We gleefully latch on to each carefully crafted catchphrase and buzz word: Big Bird, 47%, bayonets, fair share, who built what, the joys of firing people and corporations as people. It's all binders full of malarkey.
We cling to the estimates, studies, research and polls that back what we want to believe, then spit that in the face of any who would oppose such obvious “truth,” all the while ignoring the facts and figures spit back in our face to support the other “truth.”
We argue over wedge issues that are rarely relevant outside of an election year (and never solved), quickly putting them on the back burner come Wednesday.
Our virtual water cooler — Facebook — becomes venom central; a place to voice your opinions and have them slapped down, trampled underfoot; It's target practice for senseless, mean-spirited and unsolvable arguments. Espouse an opinion on one subject and you're categorized, locked in a box and labeled for shipment to an island with the rest of the loonies who believe that.
It's ironic. On Facebook no one sees the faces behind the self-righteous attacks.
Incomprehensible financial figures supporting or debunking one position are thrown around like beach balls at Dodger Stadium — a distraction never landing long enough to matter. All the while, ungodly amounts of money — an estimated $2 billion this year — will be spent on campaigning with little regulation. That's the kind of money that solves a lot of the things we're arguing over, and it is being used to insult, degrade and dehumanize the other guy.
Friends stop calling each other and turn to enemies, forgetting what bound them together in favor of inflicting wounds that may never heal.
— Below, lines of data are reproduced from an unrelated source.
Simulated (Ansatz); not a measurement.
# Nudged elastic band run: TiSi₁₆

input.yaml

We've been kind of horrible to each other lately.
We fall for it every four years. We let the pundits, politicians, spokespeople, tycoons and union bosses spin us up like tops; we're minions doing their bidding by championing their guy over the other one.
Superstorm Sandy offered only momentary reprieve from the animosity, giving us pause and perspective on what's really important — each other — before becoming another weapon to politicize and lay blame.
And on Tuesday we finally get our say. That is, of course, unless an antiquated Electoral College system thinks the majority made the wrong choice. Again.
A “leader” is supposed to rise from these ashes and guide us, united, on his white horse into a bright new future of prosperity, reduced debt, self-sufficiency and human dignity.
All so one man can get his page in our history books, his label as the “Most Powerful Man in the World” and pretend to attempt to keep all the promises he made; so he can be the next to inherit a national mess and partake in the endless gridlock of American politics.
This is our country, our right, our system. And our fault.
How can an entire population see the same two people in such diametrically opposing ways? Why does this country hate itself so much?
We let it happen. Win or lose, maybe we all get what we deserve.